Assignment 2 - Stored Functions
SET A
Using If.-Then-else,case,for,while and unconditional loops
1. Find maximum and minimum from two numbers
create or replace function max_min (x int , y int )returns int as $$
declare
max int;
min int;
begin
if x>y then
max:=x;
min:=y;
else
max:=y;
min:=x;
end if;
raise NOtice ' Max:=% Min:=% ',max,min;
return 1;
end;
$$ language plpgsql;
select max_min(10,5);
NOTICE: Max:=10 Min:=5
max_min
---------
1
(1 row)
postgres=# select max_min(2,5);
NOTICE: Max:=5 Min:=2
max_min
---------
1
(1 row)
2. Check the number is positive, negative or zero.
create or replace function chk_no (n int )returns int as $$
begin
if n>0 then
raise Notice ' % is Positive',n;
else if n<0 then
raise Notice ' % is Negative',n;
else
raise Notice ' % is Zero',n;
end if;
end if;
return 1;
end;
$$ language plpgsql;
postgres=# select chk_no(5);
NOTICE: 5 is Positive
chk_no
--------
1
(1 row)
postgres=# select chk_no(-2);
NOTICE: -2 is Negative
chk_no
--------
1
(1 row)
postgres=# select chk_no(0);
NOTICE: 0 is Zero
chk_no
--------
1
(1 row)
3. Find maximum and minimum from three numbers
create or replace function max_min (x int , y int, z int )returns int as $$
declare
max int;
min int;
begin
if x>y AND x>z then
max:=x;
else if y>x AND y>z then
max:=y;
else
max:=z;
end if;
end if;
return max;
end;
$$ language plpgsql;
4. Find number is even or odd
create or replace function even_odd (n int )returns int as $$
declare
rem int;
begin
rem:=n%2;
if rem=0 then
raise Notice ' % is Even',n;
else
raise Notice ' % is Odd',n;
end if;
return 1;
end;
$$ language plpgsql;
postgres=# select even_odd(4);
NOTICE: 4 is Even
even_odd
----------
1
(1 row)
postgres=# select even_odd(9);
NOTICE: 9 is Odd
even_odd
----------
1
(1 row)
5. Find sum of first 10 numbers (using unconditional loop)

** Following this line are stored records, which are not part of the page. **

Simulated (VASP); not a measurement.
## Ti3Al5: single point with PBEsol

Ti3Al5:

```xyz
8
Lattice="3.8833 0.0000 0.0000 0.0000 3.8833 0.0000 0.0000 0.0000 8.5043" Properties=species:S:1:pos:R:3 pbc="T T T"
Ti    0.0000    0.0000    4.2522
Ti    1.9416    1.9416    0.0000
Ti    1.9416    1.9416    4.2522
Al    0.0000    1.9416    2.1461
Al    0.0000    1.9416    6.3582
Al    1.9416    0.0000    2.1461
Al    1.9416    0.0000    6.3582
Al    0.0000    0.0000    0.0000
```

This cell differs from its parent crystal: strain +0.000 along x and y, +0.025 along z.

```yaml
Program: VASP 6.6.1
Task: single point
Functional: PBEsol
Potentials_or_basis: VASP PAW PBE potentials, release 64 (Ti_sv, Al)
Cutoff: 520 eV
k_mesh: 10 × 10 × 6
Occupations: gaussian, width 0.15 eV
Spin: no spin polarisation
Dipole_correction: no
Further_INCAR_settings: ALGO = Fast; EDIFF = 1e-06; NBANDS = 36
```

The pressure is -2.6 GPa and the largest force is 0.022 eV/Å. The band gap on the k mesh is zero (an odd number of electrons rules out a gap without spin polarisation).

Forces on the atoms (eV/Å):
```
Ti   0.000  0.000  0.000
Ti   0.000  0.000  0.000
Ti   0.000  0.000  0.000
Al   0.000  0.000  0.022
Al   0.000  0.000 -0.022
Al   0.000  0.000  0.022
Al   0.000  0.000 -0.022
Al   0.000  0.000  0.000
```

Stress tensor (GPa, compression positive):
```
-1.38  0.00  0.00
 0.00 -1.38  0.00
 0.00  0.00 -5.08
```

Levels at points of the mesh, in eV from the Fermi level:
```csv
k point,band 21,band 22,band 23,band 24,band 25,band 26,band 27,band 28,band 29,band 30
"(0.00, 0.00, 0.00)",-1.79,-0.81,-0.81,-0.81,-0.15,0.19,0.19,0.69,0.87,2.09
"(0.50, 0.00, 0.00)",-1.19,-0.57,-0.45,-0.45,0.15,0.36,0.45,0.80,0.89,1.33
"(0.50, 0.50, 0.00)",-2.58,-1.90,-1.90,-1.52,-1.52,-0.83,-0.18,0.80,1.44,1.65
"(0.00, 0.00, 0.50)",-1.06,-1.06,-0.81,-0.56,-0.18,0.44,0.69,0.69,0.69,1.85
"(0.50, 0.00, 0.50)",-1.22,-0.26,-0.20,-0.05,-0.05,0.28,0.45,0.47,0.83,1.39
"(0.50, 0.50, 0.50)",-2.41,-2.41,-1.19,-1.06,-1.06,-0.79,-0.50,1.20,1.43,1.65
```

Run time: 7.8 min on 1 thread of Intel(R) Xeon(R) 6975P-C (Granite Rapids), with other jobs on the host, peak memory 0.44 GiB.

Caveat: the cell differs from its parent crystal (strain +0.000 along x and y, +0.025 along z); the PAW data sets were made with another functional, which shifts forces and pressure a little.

CREATE OR REPLACE FUNCTION getSum() RETURNS int AS $$
DECLARE
SUM Int := 0;
BEGIN
FOR I IN 1 .. 10
LOOP
SUM := SUM + I;
END LOOP;
Return SUM;
END;
$$ language 'plpgsql';
CREATE FUNCTION
assignment=# select getSum();
getsum
--------
55
(1 row)
6. Display all odd numbers from 1 to 50.
create or replace function oddno ()returns void as $$
declare
rem int;
begin
FOR I IN 1 .. 50
LOOP
rem:=I%2;
if rem=1 then
raise Notice ' % is odd',I;
end if;
End Loop;
end;
$$ language plpgsql;
CREATE FUNCTION
assignment=# select oddno();
NOTICE: 1 is odd
NOTICE: 3 is odd
NOTICE: 5 is odd
NOTICE: 7 is odd
NOTICE: 9 is odd
NOTICE: 11 is odd
NOTICE: 13 is odd
NOTICE: 15 is odd
NOTICE: 17 is odd
NOTICE: 19 is odd
NOTICE: 21 is odd
NOTICE: 23 is odd
NOTICE: 25 is odd
NOTICE: 27 is odd
NOTICE: 29 is odd
NOTICE: 31 is odd
NOTICE: 33 is odd
NOTICE: 35 is odd
NOTICE: 37 is odd
NOTICE: 39 is odd
NOTICE: 41 is odd
NOTICE: 43 is odd
NOTICE: 45 is odd
NOTICE: 47 is odd
NOTICE: 49 is odd
oddno
-------
(1 row)
7. Find sum and average of first n numbers using conditional loop(while)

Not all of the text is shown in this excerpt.